So you just what to know what to do to the box to make it last. When installing the quiafe it is pretty simple. Use the right new parts, set the bearing preload just perfect and treat it right.
If you have a 9-3 or 9-5 in the following range and any of the following issues: Blocked 2nd gear, Blocked reverse gear, Difficult to engage 3rd-4th gears, Difficult to engage 5th gear, or Difficult to disengage 3rd-5th. Saab even says to update if for any reason you are inside.
o MY99 – MY01 9-3 up to and including VIN 12029080
o MY99 – MY01 9-3 Convertible up to and including VIN 17007508
o MY99 – MY01 9-5 up to and including 13025469
The update kit changes a bunch of parts inside and also gives you some of the one-time items that have to be replaced when you open the gearbox.
One thing that is not in the upgrade kit that should be in every high output gearbox is the new crush sleeve from the F35. This was even used in the -03 9-3CV with the F25.
Interestingly the new crush sleeve has not come in any of the kits. It has not been superseded but you can and should use the updated part in the older gearboxes as a minimum.
For the next step past level 2 you can machine and parallel grind steel spacers to take the place of the crush sleeve but care must be taken to get just the right thickness for proper preload. This either takes an assortment of shims or the ability to surface grind custom to the application. This can be quite time consuming since you have to chase it and then tear the case back apart to change the shims. With stock crush parts you just squeeze it till the numbers are right.
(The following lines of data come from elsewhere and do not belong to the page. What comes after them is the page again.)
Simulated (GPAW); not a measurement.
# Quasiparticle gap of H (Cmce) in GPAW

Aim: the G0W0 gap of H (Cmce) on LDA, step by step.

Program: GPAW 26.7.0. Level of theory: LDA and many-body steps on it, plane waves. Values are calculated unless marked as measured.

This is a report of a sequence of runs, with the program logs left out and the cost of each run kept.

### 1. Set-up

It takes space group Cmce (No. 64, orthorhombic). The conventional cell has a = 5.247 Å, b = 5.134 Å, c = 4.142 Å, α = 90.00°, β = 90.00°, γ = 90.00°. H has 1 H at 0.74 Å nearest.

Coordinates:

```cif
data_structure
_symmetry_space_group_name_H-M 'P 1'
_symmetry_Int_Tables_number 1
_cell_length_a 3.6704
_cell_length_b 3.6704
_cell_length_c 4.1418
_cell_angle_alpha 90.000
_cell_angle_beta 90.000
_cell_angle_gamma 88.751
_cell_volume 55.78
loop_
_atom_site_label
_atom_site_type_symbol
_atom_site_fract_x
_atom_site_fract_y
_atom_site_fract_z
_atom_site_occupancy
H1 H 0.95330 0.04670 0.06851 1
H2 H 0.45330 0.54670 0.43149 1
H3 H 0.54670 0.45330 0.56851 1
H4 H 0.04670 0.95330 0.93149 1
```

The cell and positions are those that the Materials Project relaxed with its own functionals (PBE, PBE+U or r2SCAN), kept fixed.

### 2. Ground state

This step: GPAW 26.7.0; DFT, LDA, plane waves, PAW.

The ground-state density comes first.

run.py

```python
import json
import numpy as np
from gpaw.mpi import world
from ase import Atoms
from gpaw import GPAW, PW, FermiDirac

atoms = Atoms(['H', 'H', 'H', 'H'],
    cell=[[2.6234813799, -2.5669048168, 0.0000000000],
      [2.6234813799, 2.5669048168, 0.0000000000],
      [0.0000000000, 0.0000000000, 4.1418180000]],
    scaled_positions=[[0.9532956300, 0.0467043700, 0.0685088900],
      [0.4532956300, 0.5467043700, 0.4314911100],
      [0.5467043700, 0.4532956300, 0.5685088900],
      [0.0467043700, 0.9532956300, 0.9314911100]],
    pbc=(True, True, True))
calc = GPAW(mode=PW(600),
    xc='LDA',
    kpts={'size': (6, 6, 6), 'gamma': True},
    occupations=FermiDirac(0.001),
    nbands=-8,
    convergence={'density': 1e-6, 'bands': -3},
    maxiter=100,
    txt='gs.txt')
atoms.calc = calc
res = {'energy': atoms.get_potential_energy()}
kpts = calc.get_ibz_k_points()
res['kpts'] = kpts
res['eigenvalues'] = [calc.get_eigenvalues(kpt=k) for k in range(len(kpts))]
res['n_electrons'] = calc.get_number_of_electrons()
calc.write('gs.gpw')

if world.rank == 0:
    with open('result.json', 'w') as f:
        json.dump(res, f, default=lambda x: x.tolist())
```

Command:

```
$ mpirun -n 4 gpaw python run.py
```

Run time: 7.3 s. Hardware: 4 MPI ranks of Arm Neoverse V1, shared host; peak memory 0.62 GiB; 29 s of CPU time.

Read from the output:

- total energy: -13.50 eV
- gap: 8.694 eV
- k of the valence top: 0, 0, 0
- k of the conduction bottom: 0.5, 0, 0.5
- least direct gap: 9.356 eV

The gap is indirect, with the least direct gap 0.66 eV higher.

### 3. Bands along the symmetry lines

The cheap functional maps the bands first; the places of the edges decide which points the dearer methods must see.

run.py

Article : Sleeve (Old, Barrel with spacer)
PartNo : 8734477
Usage : 1998-2002
Article : Sleeve (New, Ridged cone)
PartNo : 55352125
Usage : 2003-,
Here you can see both. Interestingly most of the old barrel spacers crack around the equator from fatigue.
So why should I care about this spacer?
Well in the gearbox it is the taper roller bearings that support the shafts. You need enough preload to keep the shafts rigid, that is not allow them to flex in the middle to keep the gears tight. Since the aluminum case expands more than the shafts you also need a little tension when cold so that is is still tight when the gearbox is hot. But also you can have it too tight and hurt the bearings with cold use if it is too tight and make too much heat on extended use. Normally on the high output T7 cars I setup the cold rev limiter a little lower that 5k just so that the gearbox has some chance to warm before seeing high speeds. The high load when cold is something that the driver just has to care about.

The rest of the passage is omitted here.